Profiles in Hustle: Howard Stern

Loathed on the left, reviled on the right, hounded into outer space. Despite all his haters, Stern always wins.

No one in media has been as honest about their game as Howard Stern, who defected from K-Rock and terrestrial radio to Sirius Satellite Radio in 2004 and is now in the middle of contract negotiations with an employer that owes all of its success—Sirius reaches over 27 million subscribers nationwide—to the King of All Media. Like all things Stern, the negotiation has been very public, with Stern talking big numbers (he already makes over $80 million a year) and teasing his vast audience with talk of retirement.

But Stern will never retire. He has always been a workhorse, and he’s never been busier. In addition to his radio show, Stern is a judge on NBC’s “America’s Got Talent,” playing competitive chess, raising three daughters, pursuing professional photography, painting, practicing Transcendental Meditation and working with his wife, Beth, to raise money for the North Shore Animal League. Despite professing that he hates leaving his house, Stern is his own industry. He is unassailable.

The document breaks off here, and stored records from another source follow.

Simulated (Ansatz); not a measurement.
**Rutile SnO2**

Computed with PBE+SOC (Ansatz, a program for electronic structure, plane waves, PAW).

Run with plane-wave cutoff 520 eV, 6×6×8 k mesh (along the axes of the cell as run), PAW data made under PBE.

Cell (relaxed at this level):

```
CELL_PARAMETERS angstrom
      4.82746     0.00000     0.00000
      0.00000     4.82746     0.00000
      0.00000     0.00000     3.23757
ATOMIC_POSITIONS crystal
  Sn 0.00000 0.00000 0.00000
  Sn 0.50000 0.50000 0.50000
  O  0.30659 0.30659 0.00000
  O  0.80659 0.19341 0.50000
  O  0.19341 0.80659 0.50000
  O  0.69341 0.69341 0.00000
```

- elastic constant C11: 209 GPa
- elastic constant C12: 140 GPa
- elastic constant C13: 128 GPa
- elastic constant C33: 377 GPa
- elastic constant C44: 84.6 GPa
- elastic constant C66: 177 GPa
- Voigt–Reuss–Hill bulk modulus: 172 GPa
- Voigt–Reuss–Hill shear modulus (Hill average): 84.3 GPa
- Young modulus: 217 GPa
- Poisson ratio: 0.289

What remains most impressive about his particular brand of industriousness is that he doesn’t merely work hard. He learns from mistakes and constantly tweaks his act. The crass Stern of the nineties evolved into the understanding Stern of the aughts and then the profane academic of today. He has become far and away the best celebrity interviewer in showbiz. He asks hard questions and gets famous cyphers to open up about, well, everything. And there’s no trickery involved; Stern merely plays to his own advantage. The secret to his success—and what most people overlook—is that he is, above all, an honest guy. He isn’t bringing artifice into his studio. The only way a subject can avoid sounding disingenuous while talking to someone Stern is by not being disingenuous. That’s some chess strategy right there.

So what does Stern really want? If it was money, he could have retired long ago. What he really wants is respect. Respect can take the form of a lot of zeros on a check, but there are other numbers that matter more: The size of the man’s audience has always been his major point of pride and with the internet offering so many alternative distribution options, Stern has the chance to put his own money where his mouth is. Will he strike out on his own? Maybe, maybe not. The thing about Stern is that he’s always been on his own—and he’s fine with that. He can look out for himself.